World renowned psychotherapist and relationship expert Esther Perel, in her bestselling 2009 book Mating in Captivity, writes that this paradox can be enough to spell disaster for erotic desire, especially, she says, because neediness is a powerful anti-aphrodisiac.
“For some of us, love and desire are inseparable. But for many others, emotional intimacy inhibits erotic expression,” she writes. “The caring, protective elements that foster love often block the unselfconsciousness that fuels erotic pleasure.”
Other seemingly innocuous habits, like addressing your partner as “mama” because of the kids, can also have you unknowingly zapping desire.
Fostering Imagination
The sigh-of-relief in all this is that there is PLENTY you can do to cultivate desire in your relationship, and, as Perel said in her TED talk “The secret to desire in long-term relationships,” couples who understand desire in their relationship can easily resurrect it when they need to.
The key to maintaining desire, she writes, is to find a way to juggle our conflicting needs by “introducing risk to safety, mystery to the familiar, and novelty to the enduring.”

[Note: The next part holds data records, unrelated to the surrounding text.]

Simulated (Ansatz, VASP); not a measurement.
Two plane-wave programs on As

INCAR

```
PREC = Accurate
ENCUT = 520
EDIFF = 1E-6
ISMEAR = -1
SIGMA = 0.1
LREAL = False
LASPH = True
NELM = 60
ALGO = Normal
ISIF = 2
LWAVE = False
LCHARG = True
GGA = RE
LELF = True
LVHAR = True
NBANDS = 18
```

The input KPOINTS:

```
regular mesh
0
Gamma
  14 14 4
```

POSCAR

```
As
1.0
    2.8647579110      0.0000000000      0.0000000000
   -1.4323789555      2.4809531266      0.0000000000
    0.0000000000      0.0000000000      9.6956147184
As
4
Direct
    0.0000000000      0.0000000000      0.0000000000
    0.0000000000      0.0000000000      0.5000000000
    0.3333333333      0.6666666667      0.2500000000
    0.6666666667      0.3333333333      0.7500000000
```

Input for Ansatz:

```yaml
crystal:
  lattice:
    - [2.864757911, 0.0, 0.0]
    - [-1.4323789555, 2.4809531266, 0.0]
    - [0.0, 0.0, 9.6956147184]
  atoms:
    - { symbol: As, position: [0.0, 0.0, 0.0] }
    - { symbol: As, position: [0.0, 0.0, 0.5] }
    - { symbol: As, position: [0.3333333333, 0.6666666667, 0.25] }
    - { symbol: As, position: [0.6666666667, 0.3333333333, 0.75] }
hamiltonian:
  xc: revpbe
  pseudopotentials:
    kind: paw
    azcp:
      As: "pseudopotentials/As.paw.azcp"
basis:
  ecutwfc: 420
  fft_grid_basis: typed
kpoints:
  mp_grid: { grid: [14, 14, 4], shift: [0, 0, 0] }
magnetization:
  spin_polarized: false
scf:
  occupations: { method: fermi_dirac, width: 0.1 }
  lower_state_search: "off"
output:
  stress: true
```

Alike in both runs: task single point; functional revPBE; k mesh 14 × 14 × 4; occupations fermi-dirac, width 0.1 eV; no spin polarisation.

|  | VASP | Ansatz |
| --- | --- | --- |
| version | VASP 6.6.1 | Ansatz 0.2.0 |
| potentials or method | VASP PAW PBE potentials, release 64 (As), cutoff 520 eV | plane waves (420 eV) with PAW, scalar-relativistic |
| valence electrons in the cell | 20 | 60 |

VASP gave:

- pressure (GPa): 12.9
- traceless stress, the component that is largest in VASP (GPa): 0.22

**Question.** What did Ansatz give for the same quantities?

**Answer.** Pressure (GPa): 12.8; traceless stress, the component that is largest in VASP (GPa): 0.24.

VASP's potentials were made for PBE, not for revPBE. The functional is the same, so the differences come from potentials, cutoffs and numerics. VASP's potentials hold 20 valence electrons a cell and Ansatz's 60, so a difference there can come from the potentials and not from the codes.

Experts agree that a crucial ingredient is imagination. One of the best ways to re-engage the imagination may seem a little counterintuitive in our romance-obsessed culture and that way is through separateness. Stemming from Perel’s work, Herzog said she uses this concept with her clients all the time.
“It’s the idea of creating erotic space,” Herzog said. “If you’re with someone all the time and you do everything together, it doesn’t create the chance of missing someone, and I think that it’s so important.”